Directed By Sam Raimi
By: Eric Greenwood
Despite the lame CGI effects, Sam Raimi's Spider-Man easily tops all of the superhero-themed films of the past two decades with a solid balance of camp, humor, and charisma. Raimi's cast is pitch-perfect. Convincing Sony that Tobey Maguire was the man for the lead role was a stroke of genius on Raimi's part. Not only does Maguire lend acting credibility to the role of the gawky Peter Parker, but he also makes Spider-Man his own, croaky voice and all. And Kirsten Dunst brings all the perky charm and malaise of her previous work to the bouncy, wrong-side of-the-tracks Mary Jane Watson character. The onscreen chemistry between them is remarkably affecting, making Spider-Man even more of a personable tale than the comics would lead you to believe.
Willem Dafoe even works as the Green Goblin. His Jeckyll and Hyde schizophrenia is seamless in front of the camera, and he brings enough comic-book cartoonishness to the role to entertain doe-eyed kids as well as jaded purists. His performance does not outshine Jack Nicholson's Joker from Tim Burton's original Batman, but it gives it a run for its money. Complaints about the Green Goblin's costume are ludicrous. An armored suit is far more believable than an extremely jaundiced goblin sporting the Jolly Green Giant's tights and a pair of green Depends. It would have made the film a laughable farce to force Dafoe into a pair of tights. No actor could make green tights scary. Not even Gary Oldman. Ugly, yes. But scary, no. Criticism of the mask itself, though, is justified because you cannot see Dafoe's expressions underneath it.

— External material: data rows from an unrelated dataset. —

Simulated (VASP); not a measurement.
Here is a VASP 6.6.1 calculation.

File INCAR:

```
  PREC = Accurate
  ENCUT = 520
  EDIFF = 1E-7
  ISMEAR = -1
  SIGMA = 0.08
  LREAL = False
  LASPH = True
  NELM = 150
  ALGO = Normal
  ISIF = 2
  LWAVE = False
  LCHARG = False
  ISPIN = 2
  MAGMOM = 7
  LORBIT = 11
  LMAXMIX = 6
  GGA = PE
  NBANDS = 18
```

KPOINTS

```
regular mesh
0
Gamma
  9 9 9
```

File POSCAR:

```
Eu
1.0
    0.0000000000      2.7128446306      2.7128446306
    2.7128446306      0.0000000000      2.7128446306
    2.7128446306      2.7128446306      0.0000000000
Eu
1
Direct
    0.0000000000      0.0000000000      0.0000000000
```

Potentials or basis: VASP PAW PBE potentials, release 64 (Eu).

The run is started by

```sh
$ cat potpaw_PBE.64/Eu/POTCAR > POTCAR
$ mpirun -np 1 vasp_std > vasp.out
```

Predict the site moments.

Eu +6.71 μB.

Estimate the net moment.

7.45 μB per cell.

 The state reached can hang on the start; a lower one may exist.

David Koepp's script pleases all demographics. Keeping the schmaltzy dialogue to a minimum, Koepp stirs up more humor than you'd expect. Watching Maguire have to utter phrases like "gee" is indeed painful, but thankfully there are only two or three cringe-worthy moments, which is an amazing feat considering the lack of substantive dialogue in action films these days. Not that Spider-Man is deep, mind you, but it's not so fluffy that you'll soon forget it. Koepp laces his words with an ominous undercurrent that makes the scenes ring true, even though we know we are watching fantasy. If you accept the premise, Spider-Man's journey is relatable. However, Koepp does step outside even the most liberal suspension of disbelief when Spider-Man is forced to suspend a train in mid-air with his web while simultaneously preventing Mary Jane from falling to her death.
Raimi focuses more on character motivation than spectacular action in this first installment of what will be an enormous franchise, and that was a smart move. I'm sure the studio balked at the dialogue to action ratio, but cluttering the film with fast-paced fight sequences would have made the film too easy to forget. Instead, Raimi builds up to the few action scenes with grace, making each one feel special. When you leave the theater you will remember each fight sequence individually. However, the CGI effects are a noticeable disappointment, as always. CGI is just a bad idea. The human brain just innately knows when something is false, and CGI effects raise the red flag every time. Again, though, Raimi utilizes such effects sparingly. And he almost makes it look graceful. The scenes where Spider-Man swings from building to building have a sort of lissome artistry to them that negate some of the fakeness.
Spider-Man is an unbelievably entertaining film. It's laugh-out-loud funny, and it's an effective coming-of-age story with the added bonus of action, to which Sam Raimi adds his patented gore-tinged touch. Peter Parker is the most down-to-earth of all the superhero alter egos. He comes from trash and struggles with his new found powers just as any geeky teenager would. (Koepp also does a great job in the script relating Peter's adjustment to his superpowers to that of a teen's struggle with puberty. Peter's testing of his organic web shooter is an hilarious play on a typical teenager's after-school masturbatory hijinks). Raimi's respect for the story's origin comes across in his faithful depiction of Peter's metamorphosis. True fans will be pleased. Only the freakish fringe purists that hang out in alt.spiderman.dork chat rooms will complain. And not that the box office take automatically foreordains a quality film, but it seems that Spider-Man has cast a wide enough web to prove its worth to the loyalists and curiosity-seekers alike.